Pros and cons of minibatch

Through some small scale tests with ~100 epochs, batchsize~1e3, minibatchsize~(1e2,1e3), minibatch training times seem to drop monotonically with an increasing minibatchsize. Then what’s the benefit of using minibatch at all when using a whole batch minimizes the time?

Larger models usually won’t be able to accept the entire dataset due to memory limitations, so I assume you are working on a small example, which completely fits into your GPU (e.g. MNIST with a small CNN).
If so, then also check the generalization error by calculating the final validation loss, as smaller batches commonly yield a better generalization compared to the full dataset training.

1 Like

thanks so much. Then what about the training time and how is it related to the minibatch size?

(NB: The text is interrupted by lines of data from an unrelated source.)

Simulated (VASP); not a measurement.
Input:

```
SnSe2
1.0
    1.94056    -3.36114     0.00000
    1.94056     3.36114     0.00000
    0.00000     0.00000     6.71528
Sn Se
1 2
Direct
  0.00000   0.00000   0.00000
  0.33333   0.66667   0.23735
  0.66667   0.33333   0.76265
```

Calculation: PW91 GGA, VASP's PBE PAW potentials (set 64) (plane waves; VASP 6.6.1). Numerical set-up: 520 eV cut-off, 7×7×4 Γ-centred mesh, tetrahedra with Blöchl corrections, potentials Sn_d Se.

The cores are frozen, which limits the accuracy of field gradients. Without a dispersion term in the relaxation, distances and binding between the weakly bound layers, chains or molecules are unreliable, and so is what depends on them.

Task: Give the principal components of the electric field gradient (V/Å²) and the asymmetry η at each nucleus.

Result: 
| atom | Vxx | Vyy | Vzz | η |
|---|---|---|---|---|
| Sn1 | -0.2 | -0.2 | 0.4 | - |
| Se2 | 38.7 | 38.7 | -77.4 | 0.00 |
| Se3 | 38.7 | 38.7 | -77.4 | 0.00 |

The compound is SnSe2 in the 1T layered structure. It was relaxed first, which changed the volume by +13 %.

thanks so much. Then what about the training time and how is it related to the minibatch size?

Smaller batches (~2-32 for image recognition) are usually better because the network parameters are updated every time you run through a batch with an arbitrary batch size. If you have larger batch sizes then the training speed will decrease (because gradient calculation takes a lot of time and the gradients are only calculatet once for each batch). The caviat is that larger batch sizes dont perform that well especially on more difficult data (worse generalization). And the performance of a model is way more important then the time it takes to train a model. So its almost a nobrainer to take smaller batches. You can simply experiment by only changing your batch size (2, 4, 8, 16, 32, 64, … for example) and see how it performs on your evaluation dataset.